Recommended: Students might enjoy
viewing footage released by LEGO employees (such as the YouTube video titled:
‘LIFE at the LEGO Group’. This footage
demonstrates the collaborative team approach that is essential at LEGO. Older students might appreciate footage
regularly uploaded by EA Games on YouTube that demonstrates a team working
environment (see YouTube Title: ‘EA’s Quality Engineering Team: Pushing The
Boundaries of Our Tools & Technologies!’). After viewing this footage, ask students what they noticed about the way
people worked at Lego/EA Games. “People weren’t just sitting at desks and
working alone. Employees were mostly
discussing ideas, problem solving, brainstorming and making decisions in groups
just like us.”
Group Challenge 1:
“Shortly you will be given a set of challenges in groups. For each group challenge that your team achieves, you will receive a set of points. Teams that earn 40 or more points will win a prize for each team member.”
“When you hear the word ‘ACTION’ you will be required to form a group of 5 and decide on a team name. Once your group has chosen a name, write it at the top of the poster paper. That’s your first challenge. You will have only 5 minutes. We have poster paper and markers for each group at the front. This first challenge is worth 10 points. ACTION”.
Please Note: For this particular task, entice groups with a worthy prize to work towards. This element creates an atmosphere of competition that can raise the stakes and can bring out both the best and worst social skills in your students; helpful to notice, reflect and learn from. Need an idea for a group prize? Try canteen vouchers.
For this first group challenge, do not provide the students with any hints to help them to work together. In this first instance, leave them to their own devices. After 5 minutes, PAUSE the groups.
“Put your hand up if your group agreed on a name?” Notice the number of groups that achieved the first challenge and allocate 10 points to the successful groups for round one. Write the points on the board, along with each group’s name. Ask the groups to describe how they came to a group decision. Discuss. Ask groups to describe what strategies that worked well, what was frustrating, any issues and any ideas for working together more effectively.
This first discussion should be led by the students own experiences and reflections. Consider weaving ‘Whole Body Listening’ into the conversation too. Indeed, this is an already established skill that would help them in their groups.
“There are a number of facts that are particularly useful to know if you’re working in groups, and want to work together well. The first fact is this; People often have different opinions and that’s great, it makes for interesting conversations and creative brainstorming. Don’t expect that everyone in your group will have the same opinion or idea as you. That would be plain old boring. Different opinions can help a group to imagine a completely new, fantastic idea that you would never have thought of alone. So, acknowledge and expect that people often have different opinions”.

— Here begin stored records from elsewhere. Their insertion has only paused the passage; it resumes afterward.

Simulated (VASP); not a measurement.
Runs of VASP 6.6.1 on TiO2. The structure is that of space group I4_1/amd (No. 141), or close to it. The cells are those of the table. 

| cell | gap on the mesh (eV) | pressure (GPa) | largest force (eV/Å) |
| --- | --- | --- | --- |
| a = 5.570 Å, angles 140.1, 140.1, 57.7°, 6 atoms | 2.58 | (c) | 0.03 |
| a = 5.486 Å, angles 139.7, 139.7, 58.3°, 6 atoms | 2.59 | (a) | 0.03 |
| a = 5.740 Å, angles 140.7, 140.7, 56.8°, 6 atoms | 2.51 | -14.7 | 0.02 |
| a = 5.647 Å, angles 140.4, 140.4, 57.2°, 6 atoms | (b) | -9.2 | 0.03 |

Write on the board – ‘1. ‘People Often have Different Opinions’
“In fact, some people wrongly think that you can only be friends with someone if you share the same interests and opinions. Different opinions make for interesting conversations and are a normal part of friendship.”
“Let’s talk about another group work tip. In groups you might also notice that some of you might be most comfortable as talkers, while others are most comfortable as listeners. In order to get the most ‘creative juice’ out of your groups combined brains, you need to ensure that everyone’s opinion and ideas are heard. In fact, if you’re more comfortable as a talker, take it on as your responsibility to help quieter group members to be heard. You might say “Hey Jo what do you think?”
Write on the board - ‘2. Everyone’s Opinion Needs to be Heard’
“This brings me to a third point - talking over each other will always lead to disaster so, agree to take turns to talk”.
Write on the board - ‘3. Agree to Take Turns to Talk’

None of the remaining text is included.